Network management systems typically include fault management processes to identify and isolate faults within networks under management. One mode of fault detection includes contacting devices under management over a network and measuring response time. If a response is not received within a specified timeout period, a fault is declared. However, response times are measured and compared against a single, statically, and manually set timeout period, regardless of the network device or process under management.
Various embodiments include one or more of systems, methods, and software for self-governance of network entity timeout periods in network management. Some embodiments include sending at least one message to a network entity, receiving a response, and measuring a period between the sending and receiving. Some such embodiments further include calculating a timeout period for the network entity as a function of the measured period between the sending and the receiving and storing the calculated timeout period for the network entity. The timeout period for the network entity is a period after the passage of which a network management system declares contact has been lost with the network entity.

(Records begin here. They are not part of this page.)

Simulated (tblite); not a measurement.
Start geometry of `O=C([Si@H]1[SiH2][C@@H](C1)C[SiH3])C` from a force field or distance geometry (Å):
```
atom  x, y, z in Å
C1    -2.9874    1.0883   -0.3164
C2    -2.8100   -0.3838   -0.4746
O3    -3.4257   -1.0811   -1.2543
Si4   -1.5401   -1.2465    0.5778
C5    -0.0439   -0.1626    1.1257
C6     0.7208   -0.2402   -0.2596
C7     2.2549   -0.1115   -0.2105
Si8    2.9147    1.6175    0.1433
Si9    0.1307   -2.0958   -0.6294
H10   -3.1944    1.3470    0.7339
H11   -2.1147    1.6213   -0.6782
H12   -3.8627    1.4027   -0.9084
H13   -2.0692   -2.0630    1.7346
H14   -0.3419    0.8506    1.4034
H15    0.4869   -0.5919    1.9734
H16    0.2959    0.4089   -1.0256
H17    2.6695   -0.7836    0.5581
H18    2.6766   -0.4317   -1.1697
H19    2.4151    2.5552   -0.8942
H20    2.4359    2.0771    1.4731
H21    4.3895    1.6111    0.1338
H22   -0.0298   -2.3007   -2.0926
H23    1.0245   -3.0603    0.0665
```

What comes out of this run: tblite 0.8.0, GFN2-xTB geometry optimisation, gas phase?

Fault management in network management systems, such as the SPECTRUM® system developed by CA, Inc. of Islandia, N.Y., typically have globally set and static timeout periods on Simple Network Management Protocol (SNMP) and Internet Control Message Protocol (ICMP) packet requests. When a request to a network entity, such as a router, server, gateway, firewall, or other networking system, device, or process, is not responded to within that static period from the time the request packet is sent, the network management system concludes that the network entity is not responding. Upon concluding that the network entity is not responding, network management systems typically initiate a process such as a contact loss or a fault isolation process. However, in many instances, the failure to receive a response from the network entity within the static period is not due to a loss of connectivity, but rather is due to one or more of slow network entity processing performance, network latency, and incorrect configuration of the static timeout period. Thus, contact loss and fault isolation process are often initiated when contact has not truly been lost, but instead is just received outside of the statically set timeout period. As a result, processing is performed by the network management system which consumes network bandwidth and network entity processing resources, all of which are commonly unnecessary and needlessly increase system and network latency.
Various embodiments herein include one or more of systems, methods, software, and data structures to dynamically identify and configure timeout periods in network management systems. Some such embodiments include measuring response times when testing connectivity with network entities, determining a timeout period based on the measured response times, and modifying the timeout period for one or more network entities based on the measured response times. These and other embodiments are described with reference to the figures.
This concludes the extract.